Change the configuration for training

About 7 min

Change the configuration for training

Show usage

There are two ways to show the command line options: --help and --print_config

# Show the command line option
python -m espnet2.bin.asr_train --help
# Show the all configuration in yaml format
python -m espnet2.bin.asr_train --print_config

In this section, we use espnet2.bin.asr_train for an example, but the other training tools based on Task class have the same interface, so you can replace it to another command.

Note that ESPnet2 always selects_ instead of - for the separation for the option name to avoid confusion.

# Bad
--batch-size
# Good
--batch_size

A notable feature of --print_config is that it shows the configuration parsing with the given arguments dynamically: You can look up the parameters for a changeable class.

% # Show parameters of Adam optimizer
% python -m espnet2.bin.asr_train --optim adam --print_config
...
optim: adam
optim_conf:
    lr: 0.001
    betas:
    - 0.9
    - 0.999
    eps: 1.0e-08
    weight_decay: 0
    amsgrad: false
...
% # Show parameters of ReduceLROnPlateau scheduler
% python -m espnet2.bin.asr_train --scheduler ReduceLROnPlateau --print_config
...
scheduler: reducelronplateau
scheduler_conf:
    mode: min
    factor: 0.1
    patience: 10
    verbose: false
    threshold: 0.0001
    threshold_mode: rel
    cooldown: 0
    min_lr: 0
    eps: 1.0e-08
...

Configuration file

You can find the configuration files for DNN training in conf/train_*.yaml.

ls conf/

We adopt ConfigArgParse for this configuration system. The configuration in YAML format has an equivalent effect to the command line argument. e.g. The following two are equivalent:

# config.yaml
foo: 3
bar: 4

python -m espnet2.bin.asr_train --config conf/config.yaml
python -m espnet2.bin.asr_train --foo 3 --bar 4

Change the configuration for dict type value

Some parameters are named as *_conf, e.g. optim_conf, decoder_conf and they has the dict type value. We also provide a way to configure the nested value in such a dict object.

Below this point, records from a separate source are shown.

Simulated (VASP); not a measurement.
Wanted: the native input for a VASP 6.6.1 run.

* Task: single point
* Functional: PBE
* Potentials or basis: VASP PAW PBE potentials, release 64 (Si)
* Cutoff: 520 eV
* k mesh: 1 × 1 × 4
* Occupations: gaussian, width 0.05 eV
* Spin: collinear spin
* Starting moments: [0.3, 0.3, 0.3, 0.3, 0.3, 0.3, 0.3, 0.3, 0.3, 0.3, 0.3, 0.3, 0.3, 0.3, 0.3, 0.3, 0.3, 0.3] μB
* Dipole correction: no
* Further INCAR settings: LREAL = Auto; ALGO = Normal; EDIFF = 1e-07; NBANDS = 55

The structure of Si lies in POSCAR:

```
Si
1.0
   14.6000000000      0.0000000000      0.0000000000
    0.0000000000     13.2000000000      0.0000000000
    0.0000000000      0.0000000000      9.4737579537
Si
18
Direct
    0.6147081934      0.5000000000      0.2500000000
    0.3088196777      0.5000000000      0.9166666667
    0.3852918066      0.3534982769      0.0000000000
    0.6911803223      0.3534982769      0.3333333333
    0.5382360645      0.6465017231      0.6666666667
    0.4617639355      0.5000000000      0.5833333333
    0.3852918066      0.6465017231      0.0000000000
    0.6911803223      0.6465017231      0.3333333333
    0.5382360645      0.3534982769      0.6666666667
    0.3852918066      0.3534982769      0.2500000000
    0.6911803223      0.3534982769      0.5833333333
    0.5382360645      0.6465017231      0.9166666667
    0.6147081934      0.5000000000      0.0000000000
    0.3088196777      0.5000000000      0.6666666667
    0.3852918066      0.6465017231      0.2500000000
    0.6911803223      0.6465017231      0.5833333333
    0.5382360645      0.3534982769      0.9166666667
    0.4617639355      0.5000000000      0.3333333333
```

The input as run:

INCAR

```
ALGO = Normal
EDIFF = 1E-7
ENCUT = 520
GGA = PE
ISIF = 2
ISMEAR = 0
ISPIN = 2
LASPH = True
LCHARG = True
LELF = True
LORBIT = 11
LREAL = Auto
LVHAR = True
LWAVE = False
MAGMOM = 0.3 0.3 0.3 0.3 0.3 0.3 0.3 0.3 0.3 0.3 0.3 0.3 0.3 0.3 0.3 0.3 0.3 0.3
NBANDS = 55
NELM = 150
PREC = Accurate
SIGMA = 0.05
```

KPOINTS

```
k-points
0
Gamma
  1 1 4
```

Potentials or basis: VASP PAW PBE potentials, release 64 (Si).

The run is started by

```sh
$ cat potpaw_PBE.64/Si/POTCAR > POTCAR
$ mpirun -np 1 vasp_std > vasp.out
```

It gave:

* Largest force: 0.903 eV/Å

# e.g. Change parameters one by one
python -m espnet2.bin.asr_train --optim_conf lr=0.1 --optim_conf rho=0.8
# e.g. Give the parameters in yaml format
python -m espnet2.bin.asr_train --optim_conf "{lr: 0.1, rho: 0.8}"

Resume training process

python -m espnet2.bin.asr_train --resume true

The state of the training process is saved at the end of every epoch as checkpoint.pth and the training process can be resumed from the start of the next epoch. Checkpoint includes the following states.

Model state
Optimizer states
Scheduler states
Reporter state
torch.cuda.amp state (from torch=1.6)

Transfer learning / Fine tuning using pretrained model

Use --init_param <file_path>:<src_key>:<dst_key>:<exclude_keys>

# Load all parameters
python -m espnet2.bin.asr_train --init_param model.pth
# Load only the parameters starting with "decoder"
python -m espnet2.bin.asr_train --init_param model.pth:decoder
# Load only the parameters starting with "decoder" and set it to model.decoder
python -m espnet2.bin.asr_train --init_param model.pth:decoder:decoder
# Set parameters to model.decoder
python -m espnet2.bin.asr_train --init_param decoder.pth::decoder
# Load all parameters excluding "decoder.embed"
python -m espnet2.bin.asr_train --init_param model.pth:::decoder.embed
# Load all parameters excluding "encoder" and "decoder.embed"
python -m espnet2.bin.asr_train --init_param model.pth:::encoder,decoder.embed

Freeze parameters

python -m espnet2.bin.asr_train --freeze_param encoder.enc encoder.decoder

Change logging interval

The result in the middle state of the training will be shown by the specified number:

python -m espnet2.bin.asr_train --log_interval 100

Change the number of iterations in each epoch

By default, an epoch indicates using up whole data in the training corpus and the following steps will also run after training for every epoch:

Validation
Saving model and checkpoint
Show result in the epoch

Sometimes the validation after training with a whole corpus is too coarse if using large corpus. For that case, --num_iters_per_epoch can restrict the number of iteration of each epoch.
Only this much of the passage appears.